Bastion of Enlightenment… or Enforcer for Imperialism:
The Case of ISRAEL
Part One
Posted April 16, 2018 | Originally published October 10, 2010 | Revolution Newspaper | revcom.us
“The Case of Israel – Bastion of Enlightenment or Enforcer for Imperialism?”
What is the history of the Israeli State?
What role does Israel play in today’s world?
What is the true history of the Palestinian people, and their dispossession from a land they had lived in for centuries?
What is the relationship between the U.S. and Israel?
In the past few weeks, courageous protests of Palestinian people in Gaza have been viciously suppressed by heavily armed Israeli forces. At least 30 people have been killed, and over 2,500 wounded. The protests continue, and are building towards May 15, the 70th anniversary of the founding of Israel through the violent uprooting of three-fourths of the Palestinian population and the theft of their land. Palestinians mark May 15 as the Nakba – the “Catastrophe”.
In the context of these protests, Revolution begins a serialization of a special issue from 2010, “The Case of Israel – Bastion of Enlightenment or Enforcer for Imperialism?” The questions it addresses are more important than ever.
The state of Israel is projected to the world as an outpost of democracy and tolerance in a sea of hostile, intolerant Islam bent on its destruction. To be considered a credible mainstream voice in U.S. politics, academia, or the media, one must present Israel as a front line of defense against Jihad, and a critical fortress defending "our way of life."

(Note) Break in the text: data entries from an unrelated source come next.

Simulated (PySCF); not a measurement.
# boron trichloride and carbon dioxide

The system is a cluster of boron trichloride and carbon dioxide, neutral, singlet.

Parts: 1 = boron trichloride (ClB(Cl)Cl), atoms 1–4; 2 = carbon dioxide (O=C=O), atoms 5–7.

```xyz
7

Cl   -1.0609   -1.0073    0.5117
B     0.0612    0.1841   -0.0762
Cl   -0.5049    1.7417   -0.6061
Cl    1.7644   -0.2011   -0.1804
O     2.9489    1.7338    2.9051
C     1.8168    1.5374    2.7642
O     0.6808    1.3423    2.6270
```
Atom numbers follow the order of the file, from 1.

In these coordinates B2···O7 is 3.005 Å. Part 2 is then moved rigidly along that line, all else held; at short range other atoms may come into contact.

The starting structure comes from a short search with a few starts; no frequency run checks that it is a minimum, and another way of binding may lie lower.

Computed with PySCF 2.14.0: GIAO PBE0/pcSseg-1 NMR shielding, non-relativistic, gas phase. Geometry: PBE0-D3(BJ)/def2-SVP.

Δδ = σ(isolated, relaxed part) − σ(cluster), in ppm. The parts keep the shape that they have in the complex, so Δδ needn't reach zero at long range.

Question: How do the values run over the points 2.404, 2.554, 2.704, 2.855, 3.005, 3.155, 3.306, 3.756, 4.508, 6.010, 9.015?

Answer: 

When Israel carries out acts that are simply indefensible under international law, such actions are defended by the U.S., rarely noted in the media, and allowable criticism in the U.S. is constrained to mildly taking issue with Israel's "disproportionate response" to what is always branded "terrorism."
To take just one recent example: In May of this year, the Israeli army violated international law by boarding the Mavi Marmara in international waters. This ship was part of a flotilla bringing relief supplies to Palestinians and challenging Israel's illegal and inhumane blockade of the Palestinian area of Gaza. Israeli military forces killed nine passengers in storming the ship.
An investigation of the deaths on the Mavi Marmara by the Office of the UN High Commissioner for Human Rights determined: "The circumstances of the killing of at least six of the passengers were in a manner consistent with an extra-legal, arbitrary and summary execution." The report found that two passengers, including a 19-year-old U.S. citizen, "were shot at near range while the victims were lying injured on the top deck." Four others "were shot on the bridge deck while not participating in activities that represented a threat to any Israeli soldier. In these instances and possibly other killings on the Mavi Marmara, Israeli forces carried out extralegal, arbitrary and summary executions prohibited by international human rights law, specifically article 6 of the International Covenant on Civil and Political Rights."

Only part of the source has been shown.